I have a confession: at the beginning of October, I had absolutely no idea what NaNoWriMo was. I’d heard the name, knew many thousands of writers got seriously over-excited about it once a year… and that was about it.
Somewhere in the back of my head, I had vague, unrealistic images of writers gathering in hotels and retreats all over America to churn out a novel in the space of a month. All very well and ambitious, I thought, and maybe one day, but not exactly achievable for a stressed and busy mum with a job to hold down and a husband who considered writing a hobby, not a career.
So, signing up for my very first attempt this year came as a bit of a surprise, and here are the top three things I learned by doing so:
1 – What’s it all about, anyway?
Earlier this year I joined Twitter (yes, yes, I know, slow to cotton onto the Technological Revolution or what) and NaNo was referenced all over the place. After clicking on a few links, I discovered the truth: NaNoWriMo takes place all over the world, with the online community providing support, advice and cheers or commiserations. It takes place in cafes and living rooms and offices and anywhere people can sneak in a few minutes writing time as they try to meet the daily target of 1,667 words of their first draft each day. Meet that target, and you’ll hit the Holy Grail of 50,000 words and a completed novel by the end of the month. Well, in some genres – in my preferred fantasy, that’s about half a novel.
2 – There’s nothing like a challenge to provide a little focus and get the creative juices flowing
Since that would still be half a novel more than I had at the time, I thought – why not? Sure, November’s a bit manic, what with deadlines at work, and Christmas and kids’ birthdays approaching. Oh yes, and I’m supposed to be moving house in November, and the Husband is away for work for two weeks so it’ll be chaos trying to keep house and kids ticking over. But hey, that’s just life.
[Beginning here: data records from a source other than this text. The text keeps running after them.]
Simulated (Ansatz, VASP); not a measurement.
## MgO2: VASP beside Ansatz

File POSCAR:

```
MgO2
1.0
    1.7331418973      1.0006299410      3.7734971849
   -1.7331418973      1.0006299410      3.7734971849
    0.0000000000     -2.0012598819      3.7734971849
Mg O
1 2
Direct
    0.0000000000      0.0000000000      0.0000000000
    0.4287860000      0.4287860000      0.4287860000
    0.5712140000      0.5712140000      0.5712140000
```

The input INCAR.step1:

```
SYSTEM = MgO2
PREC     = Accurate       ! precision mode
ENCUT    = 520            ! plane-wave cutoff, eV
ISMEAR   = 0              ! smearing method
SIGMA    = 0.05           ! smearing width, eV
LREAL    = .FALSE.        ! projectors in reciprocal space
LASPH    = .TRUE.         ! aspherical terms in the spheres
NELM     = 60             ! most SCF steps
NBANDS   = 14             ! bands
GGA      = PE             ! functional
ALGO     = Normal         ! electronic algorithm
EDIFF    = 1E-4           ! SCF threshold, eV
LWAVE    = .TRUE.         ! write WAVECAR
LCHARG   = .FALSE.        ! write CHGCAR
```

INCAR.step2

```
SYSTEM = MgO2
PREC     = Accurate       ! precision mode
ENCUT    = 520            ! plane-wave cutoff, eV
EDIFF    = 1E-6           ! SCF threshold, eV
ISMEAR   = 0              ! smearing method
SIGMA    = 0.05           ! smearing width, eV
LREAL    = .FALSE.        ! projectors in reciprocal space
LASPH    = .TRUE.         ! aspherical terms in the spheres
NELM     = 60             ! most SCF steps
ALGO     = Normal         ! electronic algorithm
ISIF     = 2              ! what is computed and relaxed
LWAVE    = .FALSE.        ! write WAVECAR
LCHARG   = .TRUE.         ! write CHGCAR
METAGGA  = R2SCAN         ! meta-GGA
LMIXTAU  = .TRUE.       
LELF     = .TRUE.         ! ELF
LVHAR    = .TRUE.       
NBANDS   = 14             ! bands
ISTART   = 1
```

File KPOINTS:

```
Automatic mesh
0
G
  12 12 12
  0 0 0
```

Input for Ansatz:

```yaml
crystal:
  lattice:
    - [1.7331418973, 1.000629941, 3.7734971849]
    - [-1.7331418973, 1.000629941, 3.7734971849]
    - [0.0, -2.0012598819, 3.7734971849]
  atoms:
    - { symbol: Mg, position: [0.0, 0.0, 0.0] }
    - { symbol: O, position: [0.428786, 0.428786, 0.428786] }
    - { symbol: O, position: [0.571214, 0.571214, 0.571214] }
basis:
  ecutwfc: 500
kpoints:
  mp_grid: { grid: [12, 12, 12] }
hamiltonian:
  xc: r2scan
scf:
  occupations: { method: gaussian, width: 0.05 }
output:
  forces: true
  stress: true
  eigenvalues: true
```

Did I mention I’m a bit crazy for a good challenge?
Having signed up for the whole shebang – and announced it on Twitter and Facebook so I couldn’t back out without severe embarrassment – I realised I was going to have to pull my finger out. The WIP I’d been half-heartedly outlining and writing occasional scenes from needed a lot more work if it was going to turn into a fully-fledged novel by the end of November.
The time pressure of first finishing the outline in October, and then keeping the word count up on the first draft during NaNoWriMo itself was incredible. Locking away the inner editor (and outer perfectionist) is a must, or you just get too hung up on whether what you’ve done is any good to keep pushing forwards. When the plot gets stuck or you’ve written yourself into a corner, instead of going to sulk and vegetate until inspiration strikes, you have to force yourself to move it forward. What if became two of my favourite words, and whenever I had to stop and ask myself, I came up with answers that surprised me, sometimes even delighted me, and certainly advanced the story.
3 – Writing is revision
Yes, I know. That sounds like a horribly sucky lesson to have taken away. But in actual fact, it was the most important and liberating thing I learnt this November.
Writing blogs, Pinterest, Twitter and the NaNoWriMo community said it over and over again: the first draft will always, always, be terrible. Published authors said it, including several who have genuinely made me speechless because of how good their stories are.
Its’s so important, I’m going to say it again: First drafts are rubbish.
Once you accept it, the pressure is off. You can just write, get the story down, knowing you’ll be coming back to solve all the problems and plot holes at a later stage. Got a character who developed a complicated backstory halfway through? Fix it in revision. Changed the capital city’s name in Chapter 16? Fix it in revision. Supposed love interest or sidekick turned out to be the antagonist? You got it…
And at the end of the drafting process (which may not be at the end of November, even if you hit the 50K target) you will have something you might never have expected: A complete manuscript. One which needs a lot of work, sure. But you finished the story. And that’s got to be worth an awful lot of revision.
Oh, and in case you’re wondering? I made it, despite all those real-life complications. Over 67,000 words by the end of November, and having developed the habit of daily writing I’ve carried on (at a slightly slower pace) and I’m now up to almost 74K.